It may be puckish, or indeed perverse, to invoke the specter of opportunistic virtue at the dawn of the Trump age. In another sense, though, it seems entirely apt to do so. Virtue might be its own reward, but in the grand bazaar of the American business republic, it’s just another biddable brand, subject to all the familiar races to the bottom that have long debauched our public life.

Every market-savvy extoller of the American historical mission has a virtue spiel ready to slap onto the urgent cause of the moment, from the privatized schoolroom to our drone-and-data-powered empire. Policy big thinkers, military strategists, and neoliberal nudgers have appointed themselves the permanent guardians of moral uplift and the public good. Squinting through our shot glasses, your despondent Baffler brain trust beheld this uniquely squalid corps and dubbed it “The Virtue Cartel.”

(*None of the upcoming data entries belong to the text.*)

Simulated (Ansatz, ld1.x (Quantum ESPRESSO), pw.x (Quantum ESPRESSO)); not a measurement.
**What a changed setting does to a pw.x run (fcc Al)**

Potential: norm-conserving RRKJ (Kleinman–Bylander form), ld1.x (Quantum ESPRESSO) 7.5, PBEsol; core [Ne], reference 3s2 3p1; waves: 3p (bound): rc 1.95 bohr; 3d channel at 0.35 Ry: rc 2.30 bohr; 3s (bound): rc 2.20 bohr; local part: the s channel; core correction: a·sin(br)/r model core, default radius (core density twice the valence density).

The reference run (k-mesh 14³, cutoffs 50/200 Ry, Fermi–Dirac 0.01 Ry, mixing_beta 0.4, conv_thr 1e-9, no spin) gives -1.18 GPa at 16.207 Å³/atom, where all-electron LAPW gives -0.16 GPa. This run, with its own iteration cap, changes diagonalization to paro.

Who has produced the Virtue Cartel, and what does it want from us? To find out, we dispatched our crack Baffler team of virtue trackers. Suzy Hansen, our correspondent in Istanbul, peers into the lethal abyss known as the American imperial mission. Yasmin Nair parses the disingenuous rights rhetoric of our neoliberal policy elite, and David V. Johnson plumbs the bottomless self-regard of the omni-explaining journalists at Vox.com. Tim Shorrock dissects the fatal misappraisals of the counterinsurgency establishment, while Gary Greenberg gives a new account of how we have backed our way into a second generation of tail-chasing conflicts over the alleged scourge of political correctness.

Yet virtue, properly construed, is much more than a racket for the plugged-in, behavior-monitoring plutocracy. The real tragedy of the Virtue Cartel is that its architects have arrogated to themselves the power to enliven the dry bones of the Federalist-era conception of virtue with their own market-anointed panaceas and snake-oil cures. As Robert Westbrook argues, the tradition of (small-r) republican virtue is our lost civic birthright and might serve as the skeleton key to a broader democratic awakening. In the aftermath of the soul-crushing civic spectacle known as Campaign 2016, this is an oddly uplifting moral to wrest from the ruination of the American polis.